Performance and complexity of force-directed graph layouts?

Question

I have a graph of several thousand nodes and edges and I notice that the performance of Cytoscape.js with force-directed JavaScript layout algorithms (cose and cola) is lacking.

I wonder if I should invest time to look for other libraries or algorithms or if the complexity of those algorithms is too high in general. In a naive algorithm, I guess that every node has to be compared to every other one, so there should be a quadratic complexity, but with clever filtering on data with low connectivity I could imagine good approximations (I don't need mathematically perfect results, just something intuitive for the users).

My goal is to layout a graph in under 10 seconds on a typical user machine.

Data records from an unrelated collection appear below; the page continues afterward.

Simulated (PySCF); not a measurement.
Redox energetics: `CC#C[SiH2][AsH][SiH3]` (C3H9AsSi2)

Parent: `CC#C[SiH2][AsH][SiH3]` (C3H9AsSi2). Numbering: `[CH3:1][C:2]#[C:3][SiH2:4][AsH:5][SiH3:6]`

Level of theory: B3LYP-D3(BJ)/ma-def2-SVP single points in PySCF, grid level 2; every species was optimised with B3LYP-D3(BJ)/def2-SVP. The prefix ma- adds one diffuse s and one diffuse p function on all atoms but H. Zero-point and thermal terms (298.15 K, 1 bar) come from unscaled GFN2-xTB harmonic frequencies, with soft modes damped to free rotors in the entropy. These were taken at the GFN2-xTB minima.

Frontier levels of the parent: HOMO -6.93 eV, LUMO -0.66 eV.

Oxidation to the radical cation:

Publications I found (Google Scholar for "force directed complexity"):

• A fast adaptive layout algorithm for undirected graphs (1995) estimates O(|V|^3)
• The Galois Complexity of Graph Drawing: Why Numerical Solutions Are Ubiquitous for Force-Directed, Spectral, and Circle Packing Drawings says it's difficult to compute precisely (?, I'm not a graph theorist)
• A Multi-dimensional Approach to Force-Directed Layouts of Large Graphs "produces drawings in two, three, and higher dimensions in sub-quadratic time and space", I will try to find a JavaScript implementation of that one.

Answer 1

For the layout algorithm that uses attractive forces between adjacent nodes and repulsive forces between all nodes, you could use a Barnes--Hut style approximation for the repulsive forces that result from faraway nodes. Only a brief sketch here because B--H is a common school assignment, and there should be plenty of tutorial materials on it. The basic idea is, at each step, perform a recursive quad-tree dissection of the input nodes, counting the number of nodes in each subdivision. Then, to approximate the force on a particular node, traverse the tree recursively. If we arrive at a subdivision that is far from that node, then calculate the repulsive force as if every node in the subdivision lies at the center (or precompute the mean, whatever seems to work).